Rights groups rally against biometric passports

Civil rights groups from around the world have joined forces to oppose a plan to use RFID and biometrics to create an international identity database.
Written by Jo Best, Contributor
Civil liberties groups from both sides of the Atlantic have joined forces to oppose the proposed introduction and cross-border sharing of biometrics and RFID in more than one billion passports worldwide.

Human rights organizations from Europe, North America, Australia and Asia have sent an open letter to the International Civil Aviation Organization (ICAO) railing against plans to create an international "identity register" that would force the inclusion of biometrics and controversial RFID tracking tags in all passports by 2015.

Among the 39 groups who put pen to paper are: Privacy International, the Foundation for Information Policy Research, the Electronic Frontier Foundation and the American Civil Liberties Union.

The ICAO will be meeting in Cairo next week and will be discussing the scheme. If the ICAO approves it, facial mapping and tracking tags would become mandatory, with fingerprinting also on the drawing board, depending on the preferences of individual governments.

U.K.'s home secretary David Blunkett has already proved his fondness for biometrics of all kinds when he announced late last year that there would be trials for biometric ID, with iris or fingerprint recognition potentially on the cards.

The U.S. has also gone big on biometrics, photographing and fingerprinting visitors crossing its borders.

As well as voicing fears that the proposed database may "threaten (human) rights", the letter adds that the chosen standard of facial recognition may be unsound.
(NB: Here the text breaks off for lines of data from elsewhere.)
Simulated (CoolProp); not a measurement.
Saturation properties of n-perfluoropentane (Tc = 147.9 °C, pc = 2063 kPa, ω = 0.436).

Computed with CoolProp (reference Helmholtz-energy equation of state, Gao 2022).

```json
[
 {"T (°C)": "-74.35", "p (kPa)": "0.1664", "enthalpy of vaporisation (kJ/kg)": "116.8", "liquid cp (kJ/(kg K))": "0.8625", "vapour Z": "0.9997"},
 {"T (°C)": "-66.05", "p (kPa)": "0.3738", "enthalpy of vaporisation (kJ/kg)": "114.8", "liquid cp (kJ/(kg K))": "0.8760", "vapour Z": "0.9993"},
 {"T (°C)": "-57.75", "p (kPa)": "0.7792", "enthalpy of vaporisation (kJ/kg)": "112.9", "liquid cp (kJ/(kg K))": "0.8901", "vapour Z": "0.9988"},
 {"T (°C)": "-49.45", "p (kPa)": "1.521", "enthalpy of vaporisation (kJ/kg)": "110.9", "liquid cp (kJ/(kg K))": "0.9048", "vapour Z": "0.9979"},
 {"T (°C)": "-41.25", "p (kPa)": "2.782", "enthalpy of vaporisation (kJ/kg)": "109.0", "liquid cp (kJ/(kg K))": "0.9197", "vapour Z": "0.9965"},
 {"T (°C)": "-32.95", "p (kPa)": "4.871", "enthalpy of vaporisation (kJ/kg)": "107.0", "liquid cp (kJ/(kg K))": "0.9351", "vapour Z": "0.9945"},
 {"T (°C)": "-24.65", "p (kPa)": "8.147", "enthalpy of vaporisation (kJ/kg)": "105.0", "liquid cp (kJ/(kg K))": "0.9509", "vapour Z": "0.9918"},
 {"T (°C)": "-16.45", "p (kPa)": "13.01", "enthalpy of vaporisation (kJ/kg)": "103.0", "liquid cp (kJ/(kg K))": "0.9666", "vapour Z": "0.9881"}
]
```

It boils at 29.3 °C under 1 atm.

"The ICAO standards do not govern the use to which the facial recognition is put but even the most reliable uses of this technology--one-to-one verification using recent photographs--have been shown in U.S. government tests to be highly unreliable, returning a false non-match rate of five per cent and a false match rate of one per cent," it says, adding that there may be the potential for oppressive regimes to get their hands on methods of surveillance that were previously inaccessible.

"We hope that the choices of biometrics have been driven primarily by logistical and commercial concerns and were not intended to facilitate the conversion of travel systems into a global infrastructure of surveillance.

"But we are deeply concerned that this may become their unintended consequence," it concludes.